Rick Perry’s Five Greatest Assets in the Republican Primary
Texas Governor Rick Perry, who won a third term last fall by oozing hostility to the federal government in between outbursts of aggressive Southern braggadocio, is more likely than ever to join the Republican presidential race, probably sometime this summer, according to the Wall Street Journal.
A Republican campaign veteran tells us that Texas Governor Rick Perry has decided to run for President, though the official word from Team Perry is still a definite maybe.
The thinking is that apparent front-runner Mitt Romney “does not reflect the Republican Party” and is therefore vulnerable to a credible challenge from the right, especially after Mr. Romney’s recent squishy remarks on global warming.
Republican consultants and political scientists I’ve spoken with gush about this guy and his potential to be the one Republicans “fall in love with.”
For the sake of thoroughness, let’s review some of the more colorful things the governor has said/done in the past few years:
1) Speaking recently to Evangelical Hispanics in Los Angeles, Perry claimed that, “Under Obama, our federal tax dollars can now be used to fund abortion all over the world. With the stroke of a pen, abortion essentially became a U.S. foreign export.”

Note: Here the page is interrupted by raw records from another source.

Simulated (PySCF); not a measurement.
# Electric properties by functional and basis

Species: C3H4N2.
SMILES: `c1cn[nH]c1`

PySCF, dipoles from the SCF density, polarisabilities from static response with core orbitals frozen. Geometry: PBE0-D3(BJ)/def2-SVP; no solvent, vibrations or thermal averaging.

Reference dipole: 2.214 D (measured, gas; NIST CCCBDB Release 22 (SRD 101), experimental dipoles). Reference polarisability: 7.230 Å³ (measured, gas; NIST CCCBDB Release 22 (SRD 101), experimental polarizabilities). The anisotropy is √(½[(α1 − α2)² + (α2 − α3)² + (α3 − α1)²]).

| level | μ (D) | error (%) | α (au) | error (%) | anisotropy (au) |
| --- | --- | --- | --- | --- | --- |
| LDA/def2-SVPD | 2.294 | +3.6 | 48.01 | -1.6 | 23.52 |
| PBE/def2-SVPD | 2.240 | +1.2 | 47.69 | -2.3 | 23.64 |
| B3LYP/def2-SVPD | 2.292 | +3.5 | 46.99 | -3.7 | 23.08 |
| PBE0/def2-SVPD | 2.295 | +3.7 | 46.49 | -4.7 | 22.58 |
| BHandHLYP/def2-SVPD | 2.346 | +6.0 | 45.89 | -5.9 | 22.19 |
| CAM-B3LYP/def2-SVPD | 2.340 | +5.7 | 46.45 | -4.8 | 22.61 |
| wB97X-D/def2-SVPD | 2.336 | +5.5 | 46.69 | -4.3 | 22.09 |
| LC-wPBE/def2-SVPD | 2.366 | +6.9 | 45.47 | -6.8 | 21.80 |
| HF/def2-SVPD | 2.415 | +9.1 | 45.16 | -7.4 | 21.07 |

2) When reelected in 2006, Perry invited conservative folk-hero and musician Ted Nugent to play at his inaugural ball. The Michigan native burst onto stage with a shirt embossed with the Confederate flag and spewed invective’s against non-English speakers.
3) Interviewed by The San Angelo Standard-Times about education policy, Perry said, “I am a firm believer in intelligent design as a matter of faith and intellect, and I believe it should be presented in schools alongside the theories of evolution.”
4) Discussing the federal government’s role in providing Social Security and other guaranteed benefits to society’s most vulnerable, Perry said states should be able to opt-out and do their own thing. “Why is the federal government even in the pension program or the health care delivery program?” he asked on MSNBC’s Morning Joe earlier this year, apparently unaware Social Security has been extremely popular since its creation in the mid 1930s.
5) I saved the best, and most notorious, for last. Addressing a Tea Party rally chanting “secede” at the height of the healthcare fight in spring 2009, Perry intoned, “We’ve got a great union. There’s absolutely no reason to dissolve it. But if Washington continues to thumb their nose at the American people, you know, who knows what might come out of that.”
This guy scratches Republicans’ existential anti-Obama itch, and if he jumps in, his outrageous comments are likely to help–rather than hurt–his candidacy.